IFLR Quotes Ezra Zahabi on Systematic Internalizers Preferences for Buyside Firms
Ezra Zahabi, counsel in Akin Gump’s financial regulatory practice, has been quoted in the International Financial Law Review article “Mifid II: buyside weighs SI preference with best execution.” The article reports that buyside firms are considering whether they can deal exclusively with systematic internalizers (SIs) for off-venue trading, while honoring their best execution obligations under the new Markets in Financial Instruments Directive (Mifid) II.
The new directive, as the article notes, introduces many new types of trading firms to SIs. When executing an off-venue trade, it says that if a buyside firm chooses to execute with an SI, the trade reporting obligation falls to the SI, not the buyside firm. The new SI regime does not take effect until September, but many banks and brokers are opting in early to provide that reporting service to their clients.
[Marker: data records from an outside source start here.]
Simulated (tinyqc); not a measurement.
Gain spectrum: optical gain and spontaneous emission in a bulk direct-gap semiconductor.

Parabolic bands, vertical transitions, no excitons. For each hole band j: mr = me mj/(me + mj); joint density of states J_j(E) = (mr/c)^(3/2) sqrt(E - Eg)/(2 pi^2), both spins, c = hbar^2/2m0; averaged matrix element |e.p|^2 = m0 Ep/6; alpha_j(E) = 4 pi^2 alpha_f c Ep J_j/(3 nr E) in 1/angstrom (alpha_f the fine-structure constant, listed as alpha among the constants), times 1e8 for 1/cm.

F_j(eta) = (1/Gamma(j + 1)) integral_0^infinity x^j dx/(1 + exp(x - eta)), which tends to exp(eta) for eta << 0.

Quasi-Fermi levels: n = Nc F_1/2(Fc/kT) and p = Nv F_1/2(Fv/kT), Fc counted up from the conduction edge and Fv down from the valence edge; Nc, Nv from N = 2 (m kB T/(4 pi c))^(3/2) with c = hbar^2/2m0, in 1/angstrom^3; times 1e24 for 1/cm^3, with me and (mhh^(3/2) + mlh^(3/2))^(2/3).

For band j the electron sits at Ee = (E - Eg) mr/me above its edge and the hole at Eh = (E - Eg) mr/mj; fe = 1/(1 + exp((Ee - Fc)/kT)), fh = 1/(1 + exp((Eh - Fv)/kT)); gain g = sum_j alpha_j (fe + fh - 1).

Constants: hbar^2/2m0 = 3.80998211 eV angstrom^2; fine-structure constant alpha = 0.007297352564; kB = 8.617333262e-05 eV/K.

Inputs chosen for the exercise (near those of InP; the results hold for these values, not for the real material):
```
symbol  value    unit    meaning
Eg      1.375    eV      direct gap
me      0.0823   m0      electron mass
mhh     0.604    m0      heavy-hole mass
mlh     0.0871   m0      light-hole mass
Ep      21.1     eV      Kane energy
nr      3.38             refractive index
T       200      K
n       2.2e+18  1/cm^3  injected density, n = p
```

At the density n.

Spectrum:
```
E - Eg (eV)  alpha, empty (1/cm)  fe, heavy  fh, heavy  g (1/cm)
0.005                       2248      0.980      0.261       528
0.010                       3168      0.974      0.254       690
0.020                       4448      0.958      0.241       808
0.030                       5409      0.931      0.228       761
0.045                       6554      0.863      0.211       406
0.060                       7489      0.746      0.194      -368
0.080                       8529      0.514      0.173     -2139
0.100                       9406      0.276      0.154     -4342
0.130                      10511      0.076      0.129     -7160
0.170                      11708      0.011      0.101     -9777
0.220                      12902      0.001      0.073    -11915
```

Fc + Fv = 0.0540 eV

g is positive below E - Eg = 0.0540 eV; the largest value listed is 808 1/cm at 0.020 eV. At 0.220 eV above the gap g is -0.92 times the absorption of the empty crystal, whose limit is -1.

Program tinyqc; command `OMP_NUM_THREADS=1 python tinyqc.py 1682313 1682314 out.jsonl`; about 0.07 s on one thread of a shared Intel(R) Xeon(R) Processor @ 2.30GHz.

While a Mifid firm has to consider the specified execution factors, including price, speed of execution and liquidity, when determining best execution, Zahabi said, “it cannot take into consideration whether a counterparty will undertake transaction reporting for it. In the absence of a material price difference, it would probably be quite difficult to challenge a best execution decision, but firms’ policies and practices should be clear on the proper basis of assessing best execution.”